Remember, we may have one data point that causes us to speculate that the company could be experiencing financial distress (a fire sale at prices likely below wholesale), but the credit card companies have much better (if still incomplete) data about the cash flows of retailers for which they process credit card transactions. They see how much money is coming in through their credit cards, they get paid a fee for those transactions, and they routinely deal with customer claims of non-delivery of goods or other fraud, condition, and delivery issues (in the general sense across retailers of all types, but hopefully not with this specific wine shop). They have more incentive, and more leverage, than any single retail customer has to figure out whether there are issues of fraud, insolvency, etc. with respect to a given retailer. I am taking some comfort from that, but of course I still have some risk.
 
I dunno, the whole thing that kicked off the paranoia was the Rudy connection...that is a pretty huge wild card. I would not have bought originally had I known about it.

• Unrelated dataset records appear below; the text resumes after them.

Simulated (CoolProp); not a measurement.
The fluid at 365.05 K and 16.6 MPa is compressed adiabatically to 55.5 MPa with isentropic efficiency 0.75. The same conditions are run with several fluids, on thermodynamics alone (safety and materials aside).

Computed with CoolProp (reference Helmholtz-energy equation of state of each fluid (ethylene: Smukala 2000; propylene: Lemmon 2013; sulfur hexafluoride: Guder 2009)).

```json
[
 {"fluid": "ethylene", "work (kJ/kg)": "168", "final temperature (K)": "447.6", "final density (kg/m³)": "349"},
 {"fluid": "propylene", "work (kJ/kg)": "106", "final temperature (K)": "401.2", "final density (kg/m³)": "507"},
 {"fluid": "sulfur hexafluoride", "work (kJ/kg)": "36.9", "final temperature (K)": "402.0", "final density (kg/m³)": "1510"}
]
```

Why this company would even maintain the biz name, etc given its past...is beyond me...just look at our chatter here...

I suspect Michael is probably right about the whole VISA coverage thing, but I have enough stress in my life to just avoid the whole thing at this point.
 
originally posted by Keith Levenberg:
... anyone fretting about counterfeits in this segment of the market is in tinfoil-hat territory. ....

There is an entire web-economy in China (and elsewhere, but they are the largest culprit) built on counterfeits. to think that wine is somehow "exempt" from this because it is wine you drink and cellar is to wear tinfoil. Caveat emptor.
 
originally posted by MarkS:
originally posted by Keith Levenberg:
... anyone fretting about counterfeits in this segment of the market is in tinfoil-hat territory. ....

There is an entire web-economy in China (and elsewhere, but they are the largest culprit) built on counterfeits. to think that wine is somehow "exempt" from this because it is wine you drink and cellar is to wear tinfoil. Caveat emptor.
Of course you can find many counterfeit goods in China that you will not see here, most of them rather blatantly obvious like the famous DRC Montrachet, "Appellation Romanee-Conti Controlee." But even in China, none of them are in the category of the wines being talked about in this thread.

How many people here have, personally, encountered counterfeit wines? Were any of those counterfeits $45 bottles of Nuits-St-Georges?
 
Michael:

Thanks.

The 90-day period comes from my direct experience plus sporadic browsing of Premier-Cru chat. I'm skeptical how much leverage credit card companies have in cases where, e.g., bankruptcy is declared.

Fifty shades of gray here, to my eye. I think, like BJ, my not-so-singular tastes do not bend in this particular direction, and I will steer away from the pain.
 
originally posted by Keith Levenberg:

[...]

Were any of those counterfeits $45 bottles of Nuits-St-Georges?

This is a good question.

Related, how many winesters will catch counterfeit bottles at this level, with enough confidence and sway to kick off serious inquiries (supposing that the counterfeiters are not filling their bottles with Yellow-Tail)?
 
originally posted by Ian Fitzsimmons:
originally posted by BJ:
So...I cancelled the order, and called VISA to back that up. My take, yes they need a fast cash infusion, even to the extent the wine is under what is certainly well under wholesale. That sounds awfully unstable, and definitely a flier on delivery next fall, as Jim and Keith say.

I look at my initial response, and should have listened to my own advice.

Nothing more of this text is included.